How Mexico’s Top Industries Have Benefited from USMCA Updates04.07.22
The North American Free Trade Agreement (NAFTA) served its participating countries well by placing value on nearshoring and as a result, it boosted exports, created manufacturing jobs, and increased wages for industrial labor. During this time, Mexico became one of the world’s top industry hubs and attracted millions of dollars in foreign direct investment (FDI), allowing U.S. manufacturers to grow as well.
As the economic climate changes and advanced technology moves to the forefront of manufacturing, the original NAFTA agreement has been retired to make way for the United States-Mexico-Canada Agreement (USMCA), which was officially enforced in July 2020. Though this updated trade agreement carries many of the same advantages as before, there are specific provisions and inclusions that better address the needs of today’s manufacturing landscape.
Certain sectors, including automotive, aerospace, and electronics have already felt the positive lift the USMCA has provided. Here’s how:
Automotive manufacturers have secured ongoing success when nearshoring to Mexico with a significant lift in productivity after NAFTA was enforced. From 1994-2006, light vehicle production more than tripled, increasing from 1.1 million units to 3.5 million units. The steady growth and increased FDI created an established infrastructure and reliable supply chain future manufacturers could benefit from. Under NAFTA, Mexico also phased out tariffs on motor vehicles and automotive parts, as well as logistical costs throughout the North American market, making Mexico a highly desired, strategic manufacturing location.
Building upon the success of NAFTA, the USMCA Rules of Origin increase the content requirement from 60-62.5% to 70-75%. The new deal also supports higher wages by requiring earnings of $16 per hour for 40-45% of auto content. These changes have been established to preserve and incentivize reshoring of vehicles parts and production and transform supply chains to use more North American content.
Aerospace is a continuously growing sector in Mexico with an export value amounting to $9.5 billion USD in 2019. This represents over a four-fold increase in aerospace exports over the past decade. As with automotive manufacturing, NAFTA’s tariff structure helped catapult the growth of the aerospace industry in Mexico and attract global leaders, including Lockheed Martin and Boeing, both of which source parts from Mexico.
Part of the advantages under the USMCA is the modernization of trade with North America including intellectual property (IP) protection, trade facilitation, and market access for goods. Since innovation is one of the key factors in aerospace manufacturing, the extensive IP protection under the USMCA combats IP theft and enforces legal procedures for applicable penalities.
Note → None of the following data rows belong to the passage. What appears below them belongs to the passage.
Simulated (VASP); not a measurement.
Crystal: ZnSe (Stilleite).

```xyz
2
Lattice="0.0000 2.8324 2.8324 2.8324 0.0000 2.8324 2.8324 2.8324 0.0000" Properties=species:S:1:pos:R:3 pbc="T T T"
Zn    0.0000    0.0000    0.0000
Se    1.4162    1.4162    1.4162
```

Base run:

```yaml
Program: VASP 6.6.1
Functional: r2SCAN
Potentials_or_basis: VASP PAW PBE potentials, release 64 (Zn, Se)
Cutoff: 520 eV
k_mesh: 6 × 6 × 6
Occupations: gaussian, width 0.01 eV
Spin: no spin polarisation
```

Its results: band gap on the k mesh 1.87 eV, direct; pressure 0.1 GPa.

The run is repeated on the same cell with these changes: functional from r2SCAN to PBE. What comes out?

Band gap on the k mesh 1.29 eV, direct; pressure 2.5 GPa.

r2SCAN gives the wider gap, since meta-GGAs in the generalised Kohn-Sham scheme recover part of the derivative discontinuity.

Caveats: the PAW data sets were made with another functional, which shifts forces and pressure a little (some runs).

Additionally, trade facilitation through the USMCA creates more efficiency through standardized rules when nearshoring to Mexico, which reduces transaction costs and administrative delays. Furthermore, the limitation set forth on the increase of duties allows for more predictive planning when sourcing parts and components within the domestic supply chain.
Greater IP protection and established procedures on tariffs also support the development of electronics manufacturing. The USMCA establishes the highest standard for any U.S. trade agreement by protecting copyrights, industrial designs, and patents, among other legal provisions. Global companies like Samsung and LG can better protect their FDI in Mexico due to these greater protections put into place.
In addition to the significant benefits of the USMCA, foreign manufacturers from all sectors also have tax advantages under Mexico’s IMMEX maquiladora program. When approved under the IMMEX maquiladora program, U.S. and other foreign manufacturers are exempt from the 16% value-added tax on temporarily imported goods, materials, and equipment. To expedite operations and receive this exemption from day one, manufacturers choose to work with a shelter company like IVEMSA.
At IVEMSA, we already maintain IMMEX certification, as well as other necessary permits, and take on the burden of legal risk and liability for foreign manufacturers nearshoring to Mexico. Meanwhile, all administrative duties necessary to set up a new operation are handled by our team of experts, allowing you to prioritize production and day-to-day management.
Nearshoring to Mexico is a leading strategy for today’s manufacturers partly due to the incentives set forth by the USMCA. Let’s discuss how IVEMSA can help you reach your company’s goals. Contact us today.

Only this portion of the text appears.